The Q16 Contest is open!
-
@news-quantiacs no more futures contests?
-
@news-quantiacs Great! Looking forward to explore all the cryptos we can trade now.
I just noticed there are a lot of gaps in the prices:
import numpy as np import pandas as pd import qnt.data as qndata data = qndata.cryptodaily_load_data(min_date='2020') close = data.sel(field='close').to_pandas() num_symbols = len(close.columns) nans = np.isnan(close) percent_nans = nans.sum() / len(close) (percent_nans==1).sum() / num_symbols
>>> 0.5416666666666666
That means more than half of the symbols have no close prices at all since 2020, do you think you can fix this?
-
@magenta-grimer Hi, not for the moment, maybe in the future. Unfortunately there is no way we can comply with the CME policy. If you have some idea for futures data we can use, please let us know!
-
@antinomy We are including also cryptocurrencies which were liquid in the past according to market capitalization but then they disappeared for various reasons. This is important for avoiding survivorship bias. Did you find assets which are liquid since 2020 and should be present now also?
Imagine to work with stocks which were very popular before the 2008 crash but disappeared later; they would be not present now also.
-
@support
First of all, having looked at various sources for crypto data myself, I know this can be a pain in the neck, so I can appreciate the effort you took to provide it.I get the method for avoiding lookahead-bias by including delisted symbols. The key point would be what you mean exactly by disappeared and from where.

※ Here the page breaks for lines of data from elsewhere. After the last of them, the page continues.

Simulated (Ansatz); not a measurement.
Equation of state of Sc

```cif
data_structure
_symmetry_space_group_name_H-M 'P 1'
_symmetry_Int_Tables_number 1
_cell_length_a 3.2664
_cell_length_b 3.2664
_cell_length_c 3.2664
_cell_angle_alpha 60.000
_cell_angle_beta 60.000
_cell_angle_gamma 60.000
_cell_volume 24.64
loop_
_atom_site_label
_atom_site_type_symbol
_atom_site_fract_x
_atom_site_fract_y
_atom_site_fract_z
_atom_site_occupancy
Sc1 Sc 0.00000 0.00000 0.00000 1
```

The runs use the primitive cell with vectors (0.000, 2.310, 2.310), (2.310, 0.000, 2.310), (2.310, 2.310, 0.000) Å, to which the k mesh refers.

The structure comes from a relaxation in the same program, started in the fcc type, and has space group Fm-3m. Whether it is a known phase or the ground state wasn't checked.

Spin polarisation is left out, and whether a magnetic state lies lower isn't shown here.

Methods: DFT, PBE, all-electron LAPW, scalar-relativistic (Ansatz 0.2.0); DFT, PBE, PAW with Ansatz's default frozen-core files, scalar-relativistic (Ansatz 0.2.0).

Do you mean they were delisted from the exchange where the winning algos will be traded or did the data source you used just not have data?To name 2 examples: DASH and XMR don't have recent prices but I don't know of an exchange they were delisted from. When I look them up on tradingview they do have prices on all the exchanges available there and are still traded with normal volumes.
Charts for their closing price on quantiacs:
import qnt.data as qndata data = qndata.cryptodaily_load_data(min_date='2020') close = data.sel(field='close').to_pandas() close[['DASH', 'XMR']].plot()
On tradingview:
There are many reasons why we might need prices for symbols that are currently not among the top 10 in terms of market cap. An obvious one would be that they might be included in the filter again any second and algorithms do need historical data. Also, there are many ways to include symbols in computations without trading them: as indicators, to calculate market averages and so on.
-
@antinomy Hello, the criteria we are using is market capitalization according to coinmarketcap data. If at some point a currency was in the top 10 according to their screenshots, the data are included (at least for the period the currency was among the top 10).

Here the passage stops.